Africa

Americas

by Kenneth Corbin

Ranking the World’s Least Friendly Markets for U.S. Tech Firms

News Analysis
Oct 09, 20145 mins
GovernmentTechnology Industry

A new study looks at policies hostile to multinational IT companies and calls on U.S. officials and allied nations to step up trade enforcement and prioritize the tech sector ahead of other industries. Some in the tech industry, though, want the U.S. to address problems at home before pointing fingers overseas.

global trade partners
Credit: Thinkstock

Multinational tech companies have long complained about restrictive policies in foreign countries that limit market access. Now a prominent Washington think tank is calling out names.

The Information Technology & Innovation Foundation has put together what it’s calling the “Global Mercantilist Index,” ranking U.S. trading partners on factors such as localization requirements and intellectual property theft that create trade barriers for the U.S. tech industry.

At the top of the list sit familiar players: China and India alone were designated in the “most egregious” quadrant based on a methodology that evaluated the impact of countries’ mercantilist policies on the U.S. economy, with a weighted emphasis on the tech sector. In the second, “moderate-high” category, the ITIF report places Argentina, Brazil and Russia.

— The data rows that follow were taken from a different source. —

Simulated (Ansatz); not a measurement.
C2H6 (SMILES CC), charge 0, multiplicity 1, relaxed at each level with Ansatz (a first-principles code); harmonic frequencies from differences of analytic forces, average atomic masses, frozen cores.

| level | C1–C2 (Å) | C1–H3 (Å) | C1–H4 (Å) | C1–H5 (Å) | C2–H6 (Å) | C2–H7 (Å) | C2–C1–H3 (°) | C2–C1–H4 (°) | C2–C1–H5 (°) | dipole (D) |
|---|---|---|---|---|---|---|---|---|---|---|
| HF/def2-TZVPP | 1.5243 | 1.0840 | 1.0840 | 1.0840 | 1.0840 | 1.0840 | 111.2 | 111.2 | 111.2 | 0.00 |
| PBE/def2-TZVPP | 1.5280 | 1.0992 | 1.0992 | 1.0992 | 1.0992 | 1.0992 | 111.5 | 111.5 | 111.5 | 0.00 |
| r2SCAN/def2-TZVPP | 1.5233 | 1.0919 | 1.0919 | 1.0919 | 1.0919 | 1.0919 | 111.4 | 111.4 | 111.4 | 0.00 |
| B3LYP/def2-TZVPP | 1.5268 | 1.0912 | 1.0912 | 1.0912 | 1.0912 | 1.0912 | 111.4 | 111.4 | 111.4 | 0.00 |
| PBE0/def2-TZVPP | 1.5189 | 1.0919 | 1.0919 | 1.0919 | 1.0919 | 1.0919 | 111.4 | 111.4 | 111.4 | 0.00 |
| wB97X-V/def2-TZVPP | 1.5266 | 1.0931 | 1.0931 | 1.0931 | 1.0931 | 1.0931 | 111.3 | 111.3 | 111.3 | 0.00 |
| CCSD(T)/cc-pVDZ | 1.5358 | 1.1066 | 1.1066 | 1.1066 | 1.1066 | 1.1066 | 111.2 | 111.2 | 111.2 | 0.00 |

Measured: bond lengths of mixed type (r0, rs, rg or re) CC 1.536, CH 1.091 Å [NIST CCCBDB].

Owing to what ITIF describes as widespread Internet piracy, solid U.S. trading partners such as Australia and Canada find company with Thailand, Vietnam and other countries with more restrictive policies on the “moderate-low” quadrant. The largest segment of the 55 nations ITIF evaluated, by far, was the “low,” or “least egregious,” list of countries. This was comprised mainly of European countries, as well as Hong Kong, Israel, Kenya, New Zealand and Taiwan.

[ Also: Open Internet Central to U.S. Trade Policy ]

The report also roundly criticized U.S. trade policy, which it describes as having “devolved into a fight between pure free traders and protectionists.” The authors add: “It’s a distracting struggle because it diverts attention from the most important trade policy issue today: Robust enforcement.”

In particular, the authors urge U.S. officials to recalibrate their trade agenda to prioritize the concerns of the technology sector over, say, agriculture, contending that “some industries are much more important to the future of the U.S. economy than others.”

Right now, U.S. trade policy “lacks a strategic component,” says Michelle Wein, trade policy analyst at the ITIF and the lead author of the report. “They consider potato chips as sort of being equivalent to computer chips, and that’s not necessarily true.”

Wein and her co-authors outline a menu of policy prescriptions to address the challenges of doing business in countries with policies that unduly burden foreign tech companies. This menu aims both at U.S. officials and the broader international community as it operates through the World Trade Organization and other bodies.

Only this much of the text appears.